Browsers including Firefox, Safari, Opera, and Chrome have begun providing protections against cross-site tracking methods employing cookies and IP addresses. It’s an encouraging development, but there’s a fear it will push trackers to adopt more opaque, “stateless” tracking like browser fingerprinting, which tracks browsers by the configuration information they make visible.
To combat fingerprinting in particular, in a recent study, researchers at The University of Iowa, Mozilla, and the University of California, Davis investigated a machine learning-based approach called FP-Inspector that trains classifiers to learn fingerprinting. By extracting syntactic and semantic features through a combination of static and dynamic analyses that effectively complement each others’ limitations, FP-Inspector overcomes the coverage issues of dynamic analysis while addressing the inability of static analysis to handle obfuscation, the coauthors say.
Some browsers and privacy tools have tried to mitigate fingerprinting using techniques including API changes and network request blocking. But these require manual analysis, and they struggle to restrict scripts served from first-party domains and dual-purpose third parties like content delivery networks. That’s because each hard-coded heuristic has to be narrowly defined to avoid false positives and continually updated to capture evolving fingerprinting and non-fingerprinting.
To train FP-Inspector, the researchers crawled the homepages of 20,000 websites to compile a list of 17,629 websites with 153,354 distinct executing scripts. (They took the top 10,000 sites from a list of 100,000 of the web’s most-visited sites — Alexa’s Global Rank — and augmented it with random samples of 10,000 sites from the remainder, allowing them to cover both the most popular websites and websites further down the long tail.) In experiments, they say that FP-Inspector performed well, detecting 26% more fingerprinting scripts than manually designed heuristics with 99.9% accuracy and two times less website breakage.

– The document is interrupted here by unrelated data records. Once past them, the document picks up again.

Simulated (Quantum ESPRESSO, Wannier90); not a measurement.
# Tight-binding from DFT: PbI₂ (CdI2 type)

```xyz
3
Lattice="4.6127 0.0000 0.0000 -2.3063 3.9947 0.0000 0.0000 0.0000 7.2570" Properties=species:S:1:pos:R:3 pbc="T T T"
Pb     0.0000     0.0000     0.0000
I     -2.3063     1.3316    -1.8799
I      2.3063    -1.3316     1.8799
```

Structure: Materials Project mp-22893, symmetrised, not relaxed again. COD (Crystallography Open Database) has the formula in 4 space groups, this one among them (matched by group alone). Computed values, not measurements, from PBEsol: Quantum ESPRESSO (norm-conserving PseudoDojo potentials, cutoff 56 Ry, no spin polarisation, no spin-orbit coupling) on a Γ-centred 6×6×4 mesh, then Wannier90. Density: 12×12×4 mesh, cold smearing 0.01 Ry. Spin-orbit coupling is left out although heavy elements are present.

In an effort to measure the prevalence of fingerprinting scripts on the web, the researchers applied FP-Inspector’s detection component to the top 71,112 websites ranked by Alexa. They found that over a quarter of top sites now deploy fingerprinting (10.18% of top-100,000 sites amounting to 2,349 unique domains) and that fingerprinting is used unevenly across different categories of websites. Usage ranged from nearly 14% of news websites to just 1% of credit- and debt-related websites, a disparity the coauthors attribute to the fact that fingerprinting is common on websites relying on advertising and paywalls for monetization.
The researchers say they plan to publish the domains serving fingerprinting scripts to tracking protection lists like Disconnect and EasyPrivacy. “FP-Inspector helped uncover exploitation of several new APIs that were previously not known to be used for browser fingerprinting,” they wrote. “We plan to report the names and statistics of these APIs to privacy-oriented browser vendors and standards bodies. To foster follow-up research, we will release … [our] fingerprinting countermeasures prototype extension, list of newly discovered fingerprinting vendors, and bug reports submitted to tracking protection lists, browser vendors, and standards bodies.”